Short Circuit, PG, 1986, runtime 1 hour 39 minutes
Number Five is ALIVE!!!
I borrowed Short Circuit from the library the other day and got around to watching it. I’ve always been certain I watched it as a kid and remembered the movie. About halfway through, it occurred to me that I very, very vaguely remembered this movie. I more remember references to this movie growing up. I think maybe I watched it with my older cousins when I was very young, because maybe 90% of it felt the tiniest bit familiar or completely new to me.

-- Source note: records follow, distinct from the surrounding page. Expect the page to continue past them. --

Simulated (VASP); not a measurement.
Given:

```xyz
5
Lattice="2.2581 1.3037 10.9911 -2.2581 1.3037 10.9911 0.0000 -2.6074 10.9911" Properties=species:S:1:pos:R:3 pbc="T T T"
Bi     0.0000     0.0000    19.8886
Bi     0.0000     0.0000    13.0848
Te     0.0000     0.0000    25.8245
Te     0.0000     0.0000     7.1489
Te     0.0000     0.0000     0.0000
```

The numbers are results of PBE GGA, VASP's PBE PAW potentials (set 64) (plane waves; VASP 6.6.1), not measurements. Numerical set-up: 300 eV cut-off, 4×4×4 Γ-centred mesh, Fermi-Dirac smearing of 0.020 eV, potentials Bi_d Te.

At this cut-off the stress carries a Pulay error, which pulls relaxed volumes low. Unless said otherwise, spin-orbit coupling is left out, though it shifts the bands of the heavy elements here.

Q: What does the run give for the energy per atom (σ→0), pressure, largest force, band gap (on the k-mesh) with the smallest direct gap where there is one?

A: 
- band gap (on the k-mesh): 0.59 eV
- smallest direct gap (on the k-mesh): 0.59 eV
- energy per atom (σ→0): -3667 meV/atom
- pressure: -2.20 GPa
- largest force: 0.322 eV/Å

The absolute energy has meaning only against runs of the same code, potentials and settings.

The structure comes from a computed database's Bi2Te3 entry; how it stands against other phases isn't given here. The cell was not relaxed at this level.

The movie is totally goofy and feels a little like the 80s threw up on it, but the classic core theme of it remains timeless. Number Five is zapped by an electrical surge and malfunctions, beginning to wake up and become self-aware. The movie comically examines what it means to be alive, morality, and the right of all sentience to survive. Number Five learns what it means to be dead when he accidentally adorably jumps onto a cricket while trying to follow and mimic it. When he understands that the cricket can’t be fixed and that being disassembled would make him cease to exist as well, Number Five works out a moral compass for himself and believes it’s not right to take away life. I won’t, and don’t need to, spoil the entire plot of this movie, but of course there are bad guys about along with awkward nerd encounters.
This movie is definitely worth watching, though, and it should be on anybody’s list of must see 80s movies. I thoroughly enjoyed the ridiculousness and overall it was worth my time to watch this “kids” movie as an adult (oddly, for a PG rating I think it had a lot of beyond-PG moments).